The paper delivers a concrete deterministic partitioning rule for STEP B-Reps plus released labels on 180k models, which is the practical takeaway even if the quality checks stay light.

read the letter

The main deliverable is a simple rule that merges adjacent B-Rep faces only when they have the same analytic primitive type and meet a near-tangent continuity test. The partitions are then mapped to any tessellation of the same model by keeping the original face IDs, so the labels stay stable across different triangulations. They also process the DeepCAD subset of ABC in under six hours on a standard CPU and release both the code and the precomputed labels. That combination of a forward construction and public artifacts is what makes the work immediately usable for people who need instance supervision from native CAD files.

Referee Report

3 major / 2 minor

Summary. The paper introduces STEP-Parts, a deterministic pipeline to extract geometric instance partitions directly from raw STEP B-Reps. Adjacent faces are merged only if they share the same analytic primitive type and satisfy a near-tangent continuity criterion; labels are transferred to tessellated carriers via retained source-face correspondence. On the ABC dataset the authors report strong bimodality in same-primitive dihedral angles, which they interpret as defining a threshold-insensitive low-angle regime. The resulting partitions are claimed to be stable under changes in tessellation, to scale to ~180k DeepCAD models in under six hours on a consumer CPU, and to provide useful supervision in two downstream probes (implicit reconstruction-segmentation and a point-based backbone). Code and precomputed labels are released.
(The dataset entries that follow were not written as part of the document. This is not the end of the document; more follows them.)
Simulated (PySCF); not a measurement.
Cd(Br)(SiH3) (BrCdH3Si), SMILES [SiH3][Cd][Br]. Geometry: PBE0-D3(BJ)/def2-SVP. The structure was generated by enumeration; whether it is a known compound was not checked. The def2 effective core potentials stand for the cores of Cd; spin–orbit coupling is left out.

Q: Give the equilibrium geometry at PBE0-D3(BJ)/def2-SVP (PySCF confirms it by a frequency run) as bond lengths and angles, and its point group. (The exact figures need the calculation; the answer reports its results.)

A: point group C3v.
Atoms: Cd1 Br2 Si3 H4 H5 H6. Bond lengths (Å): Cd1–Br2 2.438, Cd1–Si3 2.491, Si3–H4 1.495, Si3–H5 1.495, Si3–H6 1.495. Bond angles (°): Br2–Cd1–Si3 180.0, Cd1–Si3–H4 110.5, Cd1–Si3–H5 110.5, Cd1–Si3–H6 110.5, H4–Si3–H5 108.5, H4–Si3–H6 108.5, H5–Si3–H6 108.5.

Significance. If the partitions prove reliable and the threshold choice robust, the work supplies a practical, topology-driven source of instance-level supervision that avoids mesh-dependent artifacts. The open release of labels for a large corpus and the emphasis on deterministic, tessellation-stable output are concrete strengths that could benefit multiple CAD learning pipelines.

major comments (3)

[Dihedral-angle analysis and threshold selection (likely §3.2–3.3 or §4.1)] The central claim that the low-angle regime is threshold-insensitive rests on aggregate bimodality of same-primitive dihedral angles across ABC. No per-model histograms, variance statistics, or ablation tables (e.g., partition stability or downstream metrics for cutoffs at 5°, 10°, 15°) are presented. Without these, it remains possible that the observed bimodality is an artifact of pooling heterogeneous models and that small threshold shifts materially alter the extracted instances.
[Downstream probe results (likely §5)] The assertion that STEP-Parts labels constitute 'useful supervision' in the implicit reconstruction-segmentation network and the point-based backbone is stated without any quantitative metrics, baseline comparisons, or ablation against alternative partitioning schemes. This absence makes it impossible to assess whether the analytic-type-plus-continuity rule improves downstream performance or merely reproduces existing label quality.
[Method and validation (likely §3 and §4)] No quantitative validation of partition quality is provided: there are no comparisons against human-annotated geometric instances, no error analysis on a held-out subset, and no assessment of how often the merging rule joins faces that should remain separate on semantic or manufacturing grounds. Such evidence is required to substantiate that the resulting connected components are meaningful geometric instances rather than an artifact of the chosen criteria.

minor comments (2)

[Method description (§3)] The exact definition and numerical implementation of the 'near-tangent continuity criterion' (including the precise dihedral-angle threshold and any additional tolerance on surface normals) should be stated explicitly, preferably with a short pseudocode or equation.
[Scalability experiments (§4.3)] Processing-time claims ('under six hours') would benefit from hardware specifications, average time per model, and a breakdown by model complexity to allow reproducibility.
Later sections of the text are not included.